Tesla (TSLA) reported the bitcoin it purchased last year gained 32.6%, despite impairment charges topping $100m, bringing the market value of its digital asset holdings to $1.99bn (£1.47bn). Additionally, Tesla disclosed it was issued a subpoena from the US Securities & Exchange Commission (SEC) regarding the social media disclosure agreement made in 2018.
The Austin, Texas-based EV automaker made the disclosures in its most recent 10-K filing with the SEC on Monday. Tesla stock closed Monday at $907.34 per share, down 1.73% from the $923.79 opening share price.
Tesla’s bitcoin purchases
On 8 February 2021, Tesla disclosed it had purchased $1.50bn in bitcoin, “as a payment for sales of certain of our products.” Bitcoin was quoted at $38,876.50 on 7 February 2021, according to Coindesk.

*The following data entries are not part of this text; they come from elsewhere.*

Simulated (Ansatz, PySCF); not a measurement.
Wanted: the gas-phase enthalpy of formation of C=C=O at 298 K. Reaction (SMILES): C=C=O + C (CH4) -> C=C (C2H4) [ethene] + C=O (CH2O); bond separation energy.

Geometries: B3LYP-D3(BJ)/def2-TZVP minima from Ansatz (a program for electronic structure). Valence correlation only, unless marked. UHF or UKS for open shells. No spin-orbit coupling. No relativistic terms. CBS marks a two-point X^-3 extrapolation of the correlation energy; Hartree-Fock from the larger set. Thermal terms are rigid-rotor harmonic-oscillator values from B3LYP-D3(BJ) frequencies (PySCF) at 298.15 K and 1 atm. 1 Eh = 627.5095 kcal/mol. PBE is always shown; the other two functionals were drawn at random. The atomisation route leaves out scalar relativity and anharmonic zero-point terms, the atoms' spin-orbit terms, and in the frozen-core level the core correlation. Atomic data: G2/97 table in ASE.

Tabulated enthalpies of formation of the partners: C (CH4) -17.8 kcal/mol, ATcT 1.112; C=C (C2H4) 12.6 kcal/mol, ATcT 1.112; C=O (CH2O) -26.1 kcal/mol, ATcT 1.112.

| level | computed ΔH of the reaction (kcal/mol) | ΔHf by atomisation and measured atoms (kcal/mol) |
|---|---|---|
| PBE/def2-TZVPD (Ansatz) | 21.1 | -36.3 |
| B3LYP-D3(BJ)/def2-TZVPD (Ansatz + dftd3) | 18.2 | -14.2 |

Shortly thereafter, Tesla ceased taking Bitcoin as payment for cars, with Musk citing Bitcoin’s carbon footprint and its impact on the environment. Tesla subsequently sold some of its Bitcoin holdings in March, realising a $128m gain-on-sale.
As of 31 December, the carrying value of Tesla’s digital asset holdings was $1.26bn, while the fair market value was $1.99bn, Tesla reported. Bitcoin was quoted at $46,208.21, as of 31 December, according to Coindesk.
Tesla explained further that under its treatment of non-cash assets under the Accounting Standards Codification Rule 606, it accounts for gains realised at the time of sale of digital assets but declines in the value of assets held below the purchase price are recognised as impairment charges.
As of Monday at 4:00 p.m. EST, Bitcoin prices had declined 8.21% since 31 December to $42,414.08.
Did Musk Tweets violate SEC settlement?
Tesla also disclosed it received a subpoena from the SEC on 16 November “seeking information on our governance processes around compliance with the SEC settlement.” Musk sent numerous questionable tweets in the days leading up to the subpoena.
The settlement to which Tesla refers is the September 2018 agreement stipulating Tesla add additional compliance layers for Musk’s disclosures over social media in the wake of the now-infamous “funding secured” tweet. Both Musk and Tesla were fined $20m each as part of the settlement.
Tesla is currently in litigation with JPMorgan, one of its underwriters, over a dispute regarding the treatment of certain warrants in the wake of Musk’s tweet.
The SEC’s subpoena arrived one week after Musk signalled over Twitter he would be selling what eventually be over $16bn in Tesla stock to cover tax liabilities related to the sale of expiring stock options.
After initially posting a Twitter poll proposing he sell 10% of his Tesla stock, Tesla shares spiralled down 6%. In the weeks that followed, Musk continued intermittently selling Tesla stock, eventually threatening more stock sales in a spat with US Senator Bernie Sanders (I-Vt.) on 14 November.
Additionally, Musk tweeted on 2 November that a $4.2bn, 100,000-vehicle, fulfilment contract with Hertz Rent-A-Car was unsigned, sending Tesla shares down 5%. Tesla refused comment when asked if the tweet violated the SEC settlement agreement.